Tuesday, June 26, 2012

Deadwood - By Rajiv Chandrasekaran

When Richard Holbrooke became the Obama administration's Afghanistan point man in January 2009, Summer Coish was keen to join his civilian operation. She had the requisite credentials: a master's in public health and experience working on foreign development projects. For the previous five years, she had been splitting her time between New York and Kazakhstan, where she and a friend had started a glossy biannual magazine about Central Asia. Although she dug a little deeper into her savings to print each issue of Steppe, the publishing venture had swelled the list of contacts on her mobile phone. She knew more Afghan entrepreneurs -- from the founder of the country's most successful television station to the owner of the largest bottled-drinks company -- than anyone else seeking a job with USAID.

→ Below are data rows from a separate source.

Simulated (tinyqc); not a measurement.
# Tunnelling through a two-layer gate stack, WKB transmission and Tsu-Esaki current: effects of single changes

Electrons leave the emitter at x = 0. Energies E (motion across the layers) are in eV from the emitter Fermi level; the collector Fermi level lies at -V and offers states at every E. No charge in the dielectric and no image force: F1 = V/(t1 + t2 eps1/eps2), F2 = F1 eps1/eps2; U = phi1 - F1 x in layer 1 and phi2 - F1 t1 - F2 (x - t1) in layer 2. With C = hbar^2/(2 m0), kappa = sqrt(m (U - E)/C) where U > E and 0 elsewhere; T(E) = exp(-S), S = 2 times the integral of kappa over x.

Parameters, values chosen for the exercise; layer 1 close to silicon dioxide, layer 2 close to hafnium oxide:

Coish, a tall blonde with a fondness for dangle earrings acquired in far-off bazaars, was just the sort of person Holbrooke desired for his Washington team. But she wanted to live in Afghanistan, so he introduced her to Karl Eikenberry, the U.S. ambassador in Kabul. He brought her to the swearing-in ceremony for the new USAID director in Kabul, who happened to be an old friend of Coish's from Kazakhstan. They talked about possible assignments for her and settled on a position in Kabul coordinating donations from other nations. It seemed a good fit with Holbrooke's goal of increasing international support for the reconstruction of Afghanistan.

Coish arrived in Kabul 14 months later. (It took that long for the sclerotic State Department bureaucracy to process her application and provide her a security clearance -- a process that required her to list all of her travel outside the United States and every "foreign contact" she had had in the previous eight years.) When she finally got there, she expected to work with a team of fellow Americans committed to helping rebuild Afghanistan. Long gone were the days when the U.S. government had assembled postwar reconstruction teams based on political fidelity, questioning prospective hires about their views on Roe v. Wade and capital punishment, as the Bush administration had during the first year in Iraq. Now, Holbrooke was recruiting the best and brightest in Washington. Coish believed the same standards would apply in Kabul.

Within a day, she saw she'd been dreaming. She divided most of the people she met in the highly fortified embassy and USAID compound into three camps: those who had come to Afghanistan because they wanted to make a lot of money -- with hazard pay and bonuses, some staffers earned as much as $300,000 a year; those who were getting their tickets punched for a promotion or a posting to a comfortable embassy in Western Europe; and those who were seeking to escape a divorce, a foreclosed home, or some other personal calamity. "It's rare that you ever hear someone say they're here because they want to help the Afghans," she told me after she had been there for a few months.

Everyone seemed bent on departure. One itching-to-go staffer designed an Excel spreadsheet he called the "Circle of Freedom." You entered the date you arrived and the date you were scheduled to leave, and it told you, down to the second, how much time you had left in Kabul. A USAID employee took to listing his time to freedom in the signature line of his email messages.

Set on a closed street off a traffic circle named for the assassinated Northern Alliance leader Ahmad Shah Massoud, the U.S. diplomatic compound in Kabul was ringed by tall walls topped with razor wire. Rifle-toting Nepalese guards -- Ghurkas for hire -- patrolled the perimeter and manned three separate checkpoints everyone had to pass through before entering the embassy grounds. More than 700 Americans lived and worked on the grounds. Several hundred Afghans joined them during the day to translate, perform administrative functions, and clean the buildings. Employees wore identification badges around their necks. Blue cards were reserved for Americans with security clearances. The Afghan support staff had yellow ones that restricted their movements and subjected them to additional screening. When USAID administrator Rajiv Shah came to Kabul for a visit, he thanked the Afghan staff for their bravery and commitment during a town hall meeting in the embassy atrium. They never heard his words because guards barred yellow-badged Afghan staffers from attending the event.

As far as prisons went, the compound wasn't all that grim. There were a swimming pool, a bar called the Duck and Cover, and an Afghan-run café that served sandwiches and smoothies. A small convenience store stocked potato chips, candy bars, and lots of alcohol. The senior staff lived in apartments with kitchens, living rooms, and flat-screen televisions. Coish got a "hooch" -- a trailer containing a twin bed, a small desk and armoire, a bathroom, and a telephone with a Maryland area code. The trailer was surrounded with sandbags. To accommodate the influx of new civilians, the hooches were stacked on top of each other, with metal ladders and catwalks to access the second story.